4.6.3. Comparison of Different Manifold Learning Methods

To compare with manifold learning methods such as t-SNE and UMAP, clustering results on the USPS dataset are visualized, as shown in Figure 9. A quantitative analysis is conducted on the MNIST-test, USPS, and COIL20 datasets. The clustering results are shown in

Table 7. Clustering results of different manifold learning methods.

Datasets	Methods	ACC	NMI	ARI
MNIST-test	DRSE (t-SNE)	0.971	0.931	0.939
	DRSE	0.981	0.948	0.962
USPS	DRSE (t-SNE)	0.978	0.940	0.956
	DRSE	0.981	0.947	0.961
COIL20	DRSE (t-SNE)	0.856	0.910	0.820
	DRSE	0.973	0.971	0.946

.

From Figure 9, it is evident that both methods are capable of grouping similar samples into the same clusters, while UMAP clusters between different categories are farther apart and more compact for the same category of samples. This indicates that both protect the local structure of the data, and it is clear that UMPA protects the global structure of the data as well.

From Table 7, the following observations can be made: First, UMAP outperforms t-SNE on all three datasets. Second, due to the small number of samples and a larger number of categories in the COIL20 dataset, higher requirements are placed on the deep clustering model. Because of this, the advantages of the UMAP algorithm are highlighted. The three metrics have been significantly improved. To sum up, we choose the UMAP algorithm in our model.

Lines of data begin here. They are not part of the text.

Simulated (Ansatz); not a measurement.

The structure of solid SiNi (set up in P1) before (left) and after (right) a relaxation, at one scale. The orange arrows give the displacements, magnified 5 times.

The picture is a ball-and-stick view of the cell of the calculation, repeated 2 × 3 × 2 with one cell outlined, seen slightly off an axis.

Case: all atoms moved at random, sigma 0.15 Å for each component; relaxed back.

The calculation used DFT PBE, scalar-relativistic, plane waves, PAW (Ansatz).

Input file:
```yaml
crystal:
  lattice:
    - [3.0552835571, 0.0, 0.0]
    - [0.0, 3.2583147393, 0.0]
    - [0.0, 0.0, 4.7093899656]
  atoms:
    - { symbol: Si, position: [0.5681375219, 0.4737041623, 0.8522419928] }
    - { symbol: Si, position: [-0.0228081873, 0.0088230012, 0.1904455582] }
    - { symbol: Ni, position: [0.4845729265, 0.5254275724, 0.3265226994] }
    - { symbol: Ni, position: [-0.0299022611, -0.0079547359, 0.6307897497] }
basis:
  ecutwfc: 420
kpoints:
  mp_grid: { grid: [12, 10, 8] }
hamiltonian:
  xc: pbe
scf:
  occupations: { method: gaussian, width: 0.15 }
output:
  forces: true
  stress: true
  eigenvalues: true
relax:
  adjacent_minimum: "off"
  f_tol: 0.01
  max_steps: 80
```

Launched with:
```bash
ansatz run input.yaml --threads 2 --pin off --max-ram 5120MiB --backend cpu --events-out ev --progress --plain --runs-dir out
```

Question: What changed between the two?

This visual evidence confirms our theoretical motivation discussed earlier. UMAP protects not only the local neighborhood but also the meaningful global distances between different clusters. This synergy with the Center Loss explains the quantitative superiority of UMAP over t-SNE across all metrics in Table 7. The bold font indicates the best clustering performance.

4.6.4. Analysis of Balance Parameters

The performance of DRSE is further examined under different settings of balance parameters. The purpose of reconstructing loss is to make the features learned by the autoencoder as consistent as possible with the data, and the purpose of KL divergence is to make the probability distribution of the features learned by the encoder as consistent as possible with the data. The goals of these two loss functions are consistent, and they are of the same trend and magnitude. We use TensorBoard to visualize the two losses, and the results are shown in Figure 10. The horizontal axis is “RELATIVE”, which represents training time. The vertical axis is the value of loss. From Figure 10, it can be found that the two losses change in the same order of magnitude within a relative period of time, between ${10}^{-1}$ and ${10}^{-2}$. Hence, their coefficients are fixed at 1.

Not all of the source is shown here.